Advertisement

Pentagon eyes large-scale, persistent imagery surveillance

Even with a $50 billion intelligence budget and the ability to target digital communications all over the world, the U.S. intelligence community still faces one major gap in its surveillance capabilities: persistent satellite-based imagery.

Persistent surveillance, or the “ability to stare at a location” for long periods of time, remains one of the Pentagon’s pressing technological challenges, said Michael Vickers, the Defense Department’s undersecretary of defense for intelligence, speaking Nov. 19 at a military strategy summit in Washington, D.C. “We’re trying to create persistent surveillance from space,” he said, rather than having to wait for satellites to be retasked or to fly over a particular part of the globe. “It will be a leap in overhead reconnaissance” that will take more than a decade to accomplish, Vickers said.

But the technology necessary to achieve persistent surveillance already exists, and the infrastructure to begin capturing a picture of the entire Earth every day is within a year of being in place.

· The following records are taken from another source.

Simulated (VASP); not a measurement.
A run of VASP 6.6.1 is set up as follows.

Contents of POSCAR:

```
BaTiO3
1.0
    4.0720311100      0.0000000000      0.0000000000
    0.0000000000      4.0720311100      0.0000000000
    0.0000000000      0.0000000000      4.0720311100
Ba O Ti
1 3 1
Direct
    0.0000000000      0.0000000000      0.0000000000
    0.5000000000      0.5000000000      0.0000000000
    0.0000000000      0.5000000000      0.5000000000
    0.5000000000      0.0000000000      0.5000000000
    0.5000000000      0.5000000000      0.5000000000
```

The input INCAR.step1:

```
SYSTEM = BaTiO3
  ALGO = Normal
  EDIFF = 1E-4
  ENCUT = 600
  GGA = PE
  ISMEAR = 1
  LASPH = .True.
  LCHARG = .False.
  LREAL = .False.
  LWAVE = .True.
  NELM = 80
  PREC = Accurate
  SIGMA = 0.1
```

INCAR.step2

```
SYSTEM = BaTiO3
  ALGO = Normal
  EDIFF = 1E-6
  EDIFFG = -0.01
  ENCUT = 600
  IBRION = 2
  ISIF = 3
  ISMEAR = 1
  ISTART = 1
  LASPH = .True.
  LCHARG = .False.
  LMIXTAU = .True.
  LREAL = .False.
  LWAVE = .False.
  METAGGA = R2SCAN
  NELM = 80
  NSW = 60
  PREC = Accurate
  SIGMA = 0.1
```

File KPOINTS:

Leading the charge into this new frontier is a small San Francisco-based startup, Planet Labs Inc., founded by a team of former NASA scientists. In February, the company launched the world’s largest constellation of Earth-imaging satellites, which it calls “Doves.” The 28 systems that make up the company’s first “flock” of satellites are a fraction of the size of traditional satellites, measuring a mere 10 by 10 by 30 centimeters and weighing only 4 kilograms (compared to traditional satellites that average 30 square meters in size and weigh several tons).

Advertisement

Perhaps more important than the efficiencies promised by Planet Labs’ Dove satellites, when the company completes its deployment of 100 Doves in the next year, they will enable scientists to capture a picture of the entire Earth — every day. And while the company’s focus has been strictly on non-military applications, including studying deforestation and agriculture, disaster response and other scientific applications important to understanding changes that could impact life on the planet, the technological advancements it has introduced prove the Vickers’ desire for the Pentagon to be able to “stare” at one place on the Earth for days or months at a time is not as crazy as it might sound.

Planet Labs’ co-founder and CEO Will Marshall detailed the capabilities of the Dove systems at TED2014 in Vancouver, British Columbia. “So what’s standing in our way?” asked Marshall, referring to the goal of being able to image the entire Earth on a daily basis. “Satellites are big, expensive, and they’re slow,” he said. And if scientists want to understand what’s happening on Earth more regularly, more satellites are necessary. But the current satellite model just isn’t scalable.

Marshall held a Dove satellite in his hand for the TED audience to see. “Even though this is really small, this can take pictures 10 times the resolution of the big satellite,” Marshall said.

Marshall and his engineering team built the first Dove satellite in a Silicon Valley garage — a first for a space company. And one of the keys to the company’s engineering success is something familiar to an increasing number of federal agencies — agile development. “We rapidly prototype our satellites,” Marshall said. “We use release early, release often on our software. And we’ve learned to manufacture our satellites at scale. We call it agile aerospace.”

With more than 100 Doves planned for launch, they satellites will provide “a completely radical new data set” about the health of the planet, said Marshall. The systems will be deployed in a single orbit fixed plane with respect to the sun, allowing the Earth to rotate beneath the string of satellites. The cameras will scan across the Earth as it rotates. “The Earth rotates every 24 hours, so we scan every point on the planet every 24 hours. It’s a line scanner for the planet,” Marshall said.

Advertisement

The key, however, to the images taken by the constellation of Doves is that they don’t take a picture of any point on the planet every day, but a picture of every point on the planet every day. “We’ll be able to track urban growth as it happens around the whole world, in all cities, every day,” Marshall said. “From water security to food security, we’ll see crops in all of the fields on every farmer’s field every day.”

For Marshall and Planet Labs, this new data set will be used to take care of the planet. But as he ended his TED talk, Marshall left the audience to ponder a profound question: “If you had access to imagery of the whole planet every single day, what would you do with that data? What problems would you solve? What exploration would you do?”

We know what the Pentagon’s Vickers would do.